Is there a way to evaluate $\int \frac{\text{d}x}{x^2(x^2+1)^2}$ without partial fractions or substitution?

Question

I would like to know if there is an algebraic way to evaluate $$\int \frac{\text{d}x}{x^2(x^2+1)^2}$$ Without using partial fraction decomposition and without substitution.

My attempt is something like this $$\int \frac{\text{d}x}{x^2(x^2+1)^2}=\int \frac{(x^2+1)^2-x^4-2x^2}{x^2(x^2+1)^2}\text{d}x=\int \frac{1}{x^2}\text{d}x-\int \frac{x^2+2}{(x^2+1)^2}\text{d}x=$$ $$=-\frac{1}{x}+\int \frac{\text{d}x}{x^2+1}+\int \frac{1}{(x^2+1)^2}\text{d}x+c=-\frac{1}{x}+\arctan x+\int \frac{1}{(x^2+1)^2}\text{d}x+c$$

So I just need to integrate $\frac{1}{(x^2+1)^2}$, which is easy by letting $x=\tan \theta$; but actually I would like to end with algebra, so how can I integrate $\frac{1}{(x^2+1)^2}$ without substitution?

Thanks.

Answer 1

Use integration by parts

$$\int\dfrac{dx}{(1+x^2)^2}=\dfrac1x\int\dfrac{x\ dx}{(1+x^2)^2}-\int\left(\dfrac{d(1/x)}{dx}\int\dfrac{x\ dx}{(1+x^2)^2}\right)dx$$

Finally use $\dfrac1{x^2(x^2+1)}=\dfrac{x^2+1-x^2}{x^2(x^2+1)}=?$

Answer 2

Firstly, evaluate :

$$\int\dfrac{dx}{(1+x^2)^2}$$

by substituting $x=\tan(\theta)$. Then you can verify that integral transforms to :

$$\int\cos^2{\theta} d\theta$$

Use the formula of double angles to evaluate this integral.

Finally,

$$\dfrac{1}{x^2(1+x^2)^2}$$ $$=\dfrac{1+x^2-x^2}{x^2(1+x^2)^2}$$ $$=\dfrac{1}{x^2(1+x^2)}-\dfrac{1}{(1+x^2)^2}$$ $$=\dfrac{1}{x^2}-\dfrac{1}{(1+x^2)}-\dfrac{1}{(1+x^2)^2}$$

First two terms are standard integrals and third term is the integral in the beginning of this answer.

Answer 3

You can calculate the integral just by splitting it up several times as follows: $$\frac{1}{x^2(1+x^2)^2}= \frac 1{x^2(1+x^2)} - \frac 1{(1+x^2)^2}$$

So, you get $$\frac 1{x^2(1+x^2)} = \frac{1+x^2-x^2}{x^2(1+x^2)}=\frac 1{x^2}-\frac{1}{1+x^2}$$ and $$\frac 1{(1+x^2)^2} =\frac{1+x^2-x^2}{(1+x^2)^2} = \frac{1}{1+x^2} - \frac{x^2}{(1+x^2)^2}$$ (This step may answer your last question.)
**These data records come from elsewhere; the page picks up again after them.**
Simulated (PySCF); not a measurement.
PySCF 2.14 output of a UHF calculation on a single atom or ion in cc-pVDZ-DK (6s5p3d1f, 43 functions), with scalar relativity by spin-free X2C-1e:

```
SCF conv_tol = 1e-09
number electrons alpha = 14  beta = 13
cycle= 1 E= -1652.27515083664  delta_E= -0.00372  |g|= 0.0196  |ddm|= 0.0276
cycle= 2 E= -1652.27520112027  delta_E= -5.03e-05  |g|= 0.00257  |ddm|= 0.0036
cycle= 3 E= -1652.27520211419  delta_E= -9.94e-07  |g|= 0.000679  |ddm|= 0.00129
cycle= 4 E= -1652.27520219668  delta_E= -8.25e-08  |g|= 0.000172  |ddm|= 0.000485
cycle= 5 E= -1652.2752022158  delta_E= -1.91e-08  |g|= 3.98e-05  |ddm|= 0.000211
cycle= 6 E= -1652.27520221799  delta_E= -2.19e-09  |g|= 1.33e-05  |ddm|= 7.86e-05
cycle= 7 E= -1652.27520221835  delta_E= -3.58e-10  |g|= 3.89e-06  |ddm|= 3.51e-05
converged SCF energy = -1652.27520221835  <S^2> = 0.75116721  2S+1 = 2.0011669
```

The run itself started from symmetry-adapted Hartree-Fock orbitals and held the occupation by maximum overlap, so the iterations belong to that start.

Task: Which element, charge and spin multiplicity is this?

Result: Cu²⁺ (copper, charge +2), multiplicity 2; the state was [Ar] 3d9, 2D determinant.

Only one partial integration is left: $$\int\frac{x^2}{(1+x^2)^2}dx =\int x\frac{x}{(1+x^2)^2}dx=-\frac 12\frac{x}{1+x^2}+\frac 12\arctan x$$

Putting all this together:

$$\int \frac{\text{d}x}{x^2(x^2+1)^2} = -\frac 1x -\frac 32\arctan x -\frac 12 \frac x{1+x^2}(+C)$$

Answer 4

Substitute $x=\tan(u)$ to get

\begin{align}\int\frac{\mathrm dx}{x^2(x^2+1)^2}&=\int\frac{\mathrm du}{\tan^2(u)\sec^2(u)}\\&=\int\frac{\cos^4(u)}{\sin^2(u)}~\mathrm du\\&=\int\frac{(1-\sin^2(u))^2}{\sin^2(u)}~\mathrm du\\&=\int\frac{1-2\sin^2(u)+\sin^4(u)}{\sin^2(u)}~\mathrm du\\&=\int\csc^2(u)-2+\sin^2(u)~\mathrm du\\&=-\cot(u)-\frac{3u}2-\frac{\sin(2u)}4+C\\&=-\frac1x-\frac32\arctan(x)-\frac x{2(x^2+1)}+C\end{align}